Reading: vlog 4.0 [a blog about vogs]
Still having the pen license I worked so hard to receive in year four and always reading books in print I can’t say I’m an embracer of new technology. For one so much of education is built up around being able to physically write and now it seems I don’t even need that pen license anymore. As Adrian puts it we have received several years of ‘intense, specialised and very high quality’ training in print literacy, and for me it would seem a waste not to use it. However, it is interesting to note the idea that successful blogging is to use print-literacy as a basis to create what is closer to what can be thought of as a ‘post-literacy’.

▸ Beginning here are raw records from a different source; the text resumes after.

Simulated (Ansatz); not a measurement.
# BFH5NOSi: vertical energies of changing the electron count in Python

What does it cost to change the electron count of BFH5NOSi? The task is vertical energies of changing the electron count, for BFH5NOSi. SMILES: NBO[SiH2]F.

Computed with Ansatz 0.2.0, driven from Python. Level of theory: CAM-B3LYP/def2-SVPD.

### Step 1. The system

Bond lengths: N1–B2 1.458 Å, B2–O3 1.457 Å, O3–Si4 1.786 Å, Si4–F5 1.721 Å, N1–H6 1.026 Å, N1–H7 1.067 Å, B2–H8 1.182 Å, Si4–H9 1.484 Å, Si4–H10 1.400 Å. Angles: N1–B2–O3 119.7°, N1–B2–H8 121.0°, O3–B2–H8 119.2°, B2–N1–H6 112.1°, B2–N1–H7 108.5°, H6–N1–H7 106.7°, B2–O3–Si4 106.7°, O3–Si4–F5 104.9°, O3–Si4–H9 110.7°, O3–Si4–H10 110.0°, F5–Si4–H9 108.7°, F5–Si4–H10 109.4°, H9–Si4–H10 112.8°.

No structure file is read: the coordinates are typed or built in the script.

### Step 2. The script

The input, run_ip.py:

In teaching the usefulness of blogs are many: documentation of practice, to encourage and support reflective and process based learning, allow peer support and learning, to provide a record of achievement, assisting idea creation, supporting collaboration and developing of multi-literacies as ‘creators, rather than being limited to being passive consumers.’ The last point is quite an interesting idea, because much of education is built up around students being consumers of information without getting a chance to put their knowledge into action.
Adrian notes that a blog is like a journal, allowing a record to be maintained of ideas, reflections, activities things to be done, and so on. However, the key differences of this to a journal or diary is that a blog is a public document and it can be linked to by others. It is written with the assumption that it has readers (that’s you). The number of readers doesn’t matter, but what you write about needs to be written about in such a way that it makes sense for other readers, differenting to the personal diary or even journal. There is an idea of publicness and therefore care needs to be exercised with the knowledge that a post will be read by others. Being public allows a blog to be linked to by others and it is this shift of semi-private to public that allows you recognise that your work is able to ‘make a contribution to a larger community’.